The script searches for strings like SAMPLES_19 or SAMPLES_20 and
increments a counter each time a string is found. Of course, a real
script would use the counter in further calculations.

This is basically how Awk operates: evaluate a condition, then take
action when it matches. The script runs in what David Kerns, in an
email exchange with me, called an implied loop. In his review of
this article, Arnold Robbins, maintainer of the GNU version of Awk
(Gawk), calls the programs data-driven.

I see Awk as more of a declarative language than a procedural one.
You describe what you want to happen and the conditions under which
it happens, instead of specifying a series of sequential statements.
Awk certainly executes statements in sequence and offers control flow
statements (if, while), so it can serve quite well as a procedural
language. Nelson H. F. Beebe, in his review of this article,
mentioned writing a program with 23,981 lines of actions in just 12
patterns.

But overall, sequences of statements execute within a framework of
declaring the conditions under which these things should happen. The
concept of a declarative language has been around almost since the
beginning of high-level programming languages and can be found in the
popular notion of a promise, invented by Mark Burgess.

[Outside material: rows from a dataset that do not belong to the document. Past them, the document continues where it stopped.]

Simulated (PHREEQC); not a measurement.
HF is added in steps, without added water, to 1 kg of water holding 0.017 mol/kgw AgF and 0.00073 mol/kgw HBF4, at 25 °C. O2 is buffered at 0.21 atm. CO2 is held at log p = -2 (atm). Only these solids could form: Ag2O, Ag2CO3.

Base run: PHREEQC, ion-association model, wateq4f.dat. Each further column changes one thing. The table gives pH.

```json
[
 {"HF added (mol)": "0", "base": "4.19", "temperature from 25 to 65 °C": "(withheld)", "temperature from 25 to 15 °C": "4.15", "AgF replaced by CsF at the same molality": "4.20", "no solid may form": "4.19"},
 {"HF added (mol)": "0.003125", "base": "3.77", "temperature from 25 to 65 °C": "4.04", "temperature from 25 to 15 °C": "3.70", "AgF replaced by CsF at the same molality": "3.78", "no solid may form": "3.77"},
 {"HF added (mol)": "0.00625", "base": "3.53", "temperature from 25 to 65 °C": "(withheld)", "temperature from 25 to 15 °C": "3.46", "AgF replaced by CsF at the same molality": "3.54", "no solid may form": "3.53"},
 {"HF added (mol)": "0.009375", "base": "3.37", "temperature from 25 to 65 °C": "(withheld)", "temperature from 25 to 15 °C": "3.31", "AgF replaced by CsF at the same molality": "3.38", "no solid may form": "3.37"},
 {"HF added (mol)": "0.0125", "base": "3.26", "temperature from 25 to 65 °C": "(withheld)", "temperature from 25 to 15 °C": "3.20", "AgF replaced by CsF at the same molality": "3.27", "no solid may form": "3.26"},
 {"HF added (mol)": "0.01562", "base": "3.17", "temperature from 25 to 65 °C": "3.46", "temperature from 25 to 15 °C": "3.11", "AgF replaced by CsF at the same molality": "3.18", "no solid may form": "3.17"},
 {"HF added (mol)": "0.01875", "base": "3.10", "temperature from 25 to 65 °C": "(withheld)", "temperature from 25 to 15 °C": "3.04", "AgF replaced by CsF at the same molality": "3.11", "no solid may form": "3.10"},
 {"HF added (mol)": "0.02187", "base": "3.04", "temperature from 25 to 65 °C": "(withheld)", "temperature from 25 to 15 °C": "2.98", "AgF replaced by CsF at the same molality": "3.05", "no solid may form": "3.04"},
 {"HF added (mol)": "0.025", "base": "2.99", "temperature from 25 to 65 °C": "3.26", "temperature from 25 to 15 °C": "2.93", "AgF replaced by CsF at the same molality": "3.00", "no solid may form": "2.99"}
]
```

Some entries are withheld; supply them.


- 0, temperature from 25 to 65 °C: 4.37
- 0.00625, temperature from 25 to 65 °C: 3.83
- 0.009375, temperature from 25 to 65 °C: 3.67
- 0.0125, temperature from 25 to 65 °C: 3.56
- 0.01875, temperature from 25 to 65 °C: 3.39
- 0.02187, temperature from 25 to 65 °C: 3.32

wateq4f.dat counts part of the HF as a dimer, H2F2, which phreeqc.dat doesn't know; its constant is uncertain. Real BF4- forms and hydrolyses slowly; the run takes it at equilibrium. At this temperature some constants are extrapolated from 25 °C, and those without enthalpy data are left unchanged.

http://markburgess.org/promises.html

Awk documentation usually calls the condition a "pattern" because
regular expressions are so often used as conditions. Janis
Papanagnou, in his review of this article, explained that he has
recommended the word "condition" instead. I realized that this word
choice matches my own view of Awk at a high level as a descriptive
language. Aleksey Cheusov, in email, said that Awk programs can be
viewed as finite state machines, which declare how to move from one
state to another.

Neil Ormos, in an email exchange with me, offered an interesting
perspective on when to use Awk:

> I'd put Awk in a special category of general-purpose programming
> languages that are especially well adapted for: (1) personal
> computing; and (2) programmer-time-efficient prototype development,
> where the prototype artifact can evolve advantageously into a
> production-worthy tool with a little incremental effort.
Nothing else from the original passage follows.